[ITA] Serie A 2014/2015 (15 Viewers)

Ocelot

Midnight Marauder
Jul 13, 2013
18,943
What makes football so different from other sports?

Getting robbed surely makes people grab it's hand.
Replays, as far as I know, only really exist in sports where pauses are extremely commonplace and it very easy to revoke the wrong decision.

Both of these conditions are not given at all with football.

The only time a replay would perhaps make sense is with a red card, where the player could be allowed back in, but first of all deciding wether a foul is worthy of a red card is not clear case, and for me subjectively it would also significantly worsen the feeling of the game.
 

Ocelot

Midnight Marauder
Jul 13, 2013
18,943
:agree:

I remember reading as a kid Donald Duck comic where the robot referee was introduced, he was right every time and it killed the game for fans. People had nothing to discuss about. 'Referee? Perfect. Score? Fair.'
If there was a perfect robot referee I'd be in favor of them.

But currently there is no such thing and all alternatives are horrible.
 

Hængebøffer

Senior Member
Jun 4, 2009
25,185
Replays, as far as I know, only really exist in sports where pauses are extremely commonplace and it very easy to revoke the wrong decision.

Both of these conditions are not given at all with football.

The only time a replay would perhaps make sense is with a red card, where the player could be allowed back in, but first of all deciding wether a foul is worthy of a red card is not clear case, and for me subjectively it would also significantly worsen the feeling of the game.
When Roma players spend two minutes complaining there isn't time to check the replay?
 

piotrr

Мodеrator
Sep 13, 2011
33,767
you mean it will be the end of juventuz?
Can be. After all we are here to laugh at fake penalties and to comment 'this Ref sucks' during the matchday.

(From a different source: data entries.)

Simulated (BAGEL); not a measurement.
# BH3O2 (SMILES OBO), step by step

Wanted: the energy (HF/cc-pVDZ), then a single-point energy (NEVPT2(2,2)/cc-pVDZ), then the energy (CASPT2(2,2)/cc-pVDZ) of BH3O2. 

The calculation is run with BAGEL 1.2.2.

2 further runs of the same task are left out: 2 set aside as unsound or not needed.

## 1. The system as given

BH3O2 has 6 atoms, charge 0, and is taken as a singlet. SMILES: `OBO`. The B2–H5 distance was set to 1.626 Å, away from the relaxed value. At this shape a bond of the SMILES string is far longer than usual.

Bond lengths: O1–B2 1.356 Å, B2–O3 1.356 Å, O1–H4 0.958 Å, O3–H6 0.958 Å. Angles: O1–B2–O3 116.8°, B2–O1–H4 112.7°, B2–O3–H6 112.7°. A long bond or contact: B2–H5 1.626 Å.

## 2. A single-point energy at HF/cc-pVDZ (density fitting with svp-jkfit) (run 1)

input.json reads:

Holy shit, someone used this comic reference in some scientific paper :lol:

Competitive Balance in Team Sports:The Scoring Context, Referees, and Overtime
http://www2.econ.uu.nl/users/l.groot/JITE Scoring.pdf

In the Donald Duck paperback Football Fever, Gyro Gearlose invents an infallible
referee. This robot-referee, with caterpillar tracks, can decide meticulously whether
a ball has passed the line or not, whether it was offside or not, and so on. It can even
see what is going on behind its back, thanks to hidden cameras on its body. When
players or coaches disagree, the robot-referee sends the images to a giant screen,
so that everyone can see that it was right, as always. Uncle Scrooge McDuck sells
the robot for big money to the football association and Donald is rewarded with
a season ticket; after all, it was his idea and he did teach the robot all the rules!
However, after some weeks, fan attendance drops, a commentator is fired and even
Donald prefers to stay at home instead of going to the Sunday afternoon match.
Pressure mounts and so, before the season comes to an end, the robot-referee is
abolished and everything returns to normal; that is, the fans, players, commentators,
and coaches return to their quarrelling over the referee’s controversial decisions.
The grain of truth in the story is that a perfect, infallible referee is not necessarily an
improvement for soccer. My claim is that due to the notoriously erratic performance
of referees in soccer, CB is higher than it otherwise would be, provided errors are
made in an impartial way. Intuitively, a referee making random errors produces
noise that disturbs the outcome of the match towards a more balanced outcome than
would be the case where the outcome is only determined by relative team qualities.
If referees tend to be “homers” – deciding on average in favour of the team playing
at home – then the effect of the fallible referee is likewise the home advantage
effect, which is also conducive to CB. Only if referees are on balance favouring the
stronger teams might the introduction of a fifth official with a monitor improve the
level of CB.8
 

Ocelot

Midnight Marauder
Jul 13, 2013
18,943
When Roma players spend two minutes complaining there isn't time to check the replay?
So how do we decide which decisions should be checked and which shouldn't?

Also, for exampe with offsides, once the call is made the play is stopped. If the decision turns out to be wrong where do you restart the play?


I'm all in favor of technological aid once there aren't any downsides to it, hence my support for goal-line technology, and I could see an automatic offside system based on computers tracking the movements of the players and the ball in few years, but replays have so many negative aspects to them.